CART From Scratch: Decision Trees That Think in If-Then Rules

The most interpretable model in machine learning

1. The Problem: Explain Your Decision

You’ve learned models that are powerful but hard to explain:

  • SVM: “the hyperplane with maximum margin decided…” (glazed eyes)
  • KNN: “the 5 nearest neighbors voted…” (what neighbors?)
  • Regression: “the weighted sum of 12 coefficients…” (too many numbers)
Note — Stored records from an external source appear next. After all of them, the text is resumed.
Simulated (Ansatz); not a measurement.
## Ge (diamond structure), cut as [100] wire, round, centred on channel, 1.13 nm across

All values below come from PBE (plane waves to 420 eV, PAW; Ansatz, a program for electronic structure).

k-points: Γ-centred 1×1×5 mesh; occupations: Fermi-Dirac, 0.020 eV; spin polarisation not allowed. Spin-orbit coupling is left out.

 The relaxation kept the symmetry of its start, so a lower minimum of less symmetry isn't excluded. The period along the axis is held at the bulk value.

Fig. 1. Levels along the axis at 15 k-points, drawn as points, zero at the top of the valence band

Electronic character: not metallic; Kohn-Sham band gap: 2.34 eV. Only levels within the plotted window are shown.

Sometimes you need a model that a non-technical person can read and follow. A loan officer. A doctor. A manager who asks “why did the model say no?”

CART gives you if-then rules that anyone can understand:

IF income > $50K AND credit_score > 700
  → APPROVE
ELSE IF income > $50K AND credit_score ≤ 700
  → REVIEW
ELSE
  → DENY

That’s a decision tree.

2. How CART Works: Splitting the Data

CART builds a tree by repeatedly splitting the data on the feature that best separates the groups.

library(ggplot2)
library(rpart)
library(rpart.plot)

set.seed(42)
n <- 200

income <- runif(n, 20, 100)
credit <- runif(n, 400, 850)

# Decision rule: approve if income > 50 AND credit > 650 (with noise)
prob_approve <- plogis(-5 + 0.06 * income + 0.005 * credit)
approved <- rbinom(n, 1, prob_approve)

df <- data.frame(
  income = income,
  credit = credit,
  decision = factor(approved, labels = c("Deny", "Approve"))
)

# Fit a tree
tree <- rpart(decision ~ income + credit, data = df, method = "class",
              control = rpart.control(maxdepth = 3, cp = 0.02))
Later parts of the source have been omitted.